One of the things I realized at CLA was that I don’t read much.  Well, that’s not exactly true.  I voraciously consume trashy romance novels, but we all know that’s not the same as “reading”.

Without even realizing it, many of us are book snobs.  We look at what someone else is reading and (perhaps unconsciously) judge them based on the title, genre and even on the cover art.  So what do my reading preferences tell you about me?  Do they give you a true picture of who I am?  Probably not.

I read what I read because it’s easy.  I don’t have to think very hard about the story.  I don’t have to look for a deeper meaning.  I don’t have to critique the plot, the message, or even the idea behind the story.  I just have to read it.

There were people at CLA who were reading books that have won literary acclaim.  There were people who were reading children’s books.  There were people who were reading technical manuals and social commentaries.  There were people reading library school texts and things that looked really interesting.  And then there were those of us who were reading trade paperbacks.

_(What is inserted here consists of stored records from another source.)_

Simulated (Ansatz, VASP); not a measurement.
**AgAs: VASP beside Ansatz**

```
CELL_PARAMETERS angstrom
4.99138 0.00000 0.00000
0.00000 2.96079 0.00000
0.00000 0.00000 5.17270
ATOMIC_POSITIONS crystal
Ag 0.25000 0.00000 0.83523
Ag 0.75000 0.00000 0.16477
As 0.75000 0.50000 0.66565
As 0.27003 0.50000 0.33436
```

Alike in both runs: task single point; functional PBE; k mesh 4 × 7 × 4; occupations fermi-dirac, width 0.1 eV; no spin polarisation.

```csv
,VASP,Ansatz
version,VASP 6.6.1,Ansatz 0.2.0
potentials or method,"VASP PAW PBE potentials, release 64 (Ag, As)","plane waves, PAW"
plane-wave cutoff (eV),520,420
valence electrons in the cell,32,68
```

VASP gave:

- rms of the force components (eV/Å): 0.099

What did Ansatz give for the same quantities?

Don’t get me wrong.  I don’t consider myself a book snob.  I believe that reading is reading (and reading is good), no matter what you’re reading.  But if all I’m ever reading is the latest bodice ripper, then there’s something wrong… especially since I work at a library.

When I work at the reference desk I need to be able to give informed advice about books that isn’t based solely on what I see checked out/returned a lot during my circulation duties.  I also need to broaden my horizons so that I’m not basing my “informed” advice on the “If you liked _____, then you may like ______, ________, or _______” shelf at Borders.  So, with that in mind I’ve decided to focus the brunt of my reading on other stuff.

Looking around online for inspiration, I found a list of 1001 Books to Read Before You Die at  It was typed up from a book by the same title.  It seems like as good a place as any to start, right?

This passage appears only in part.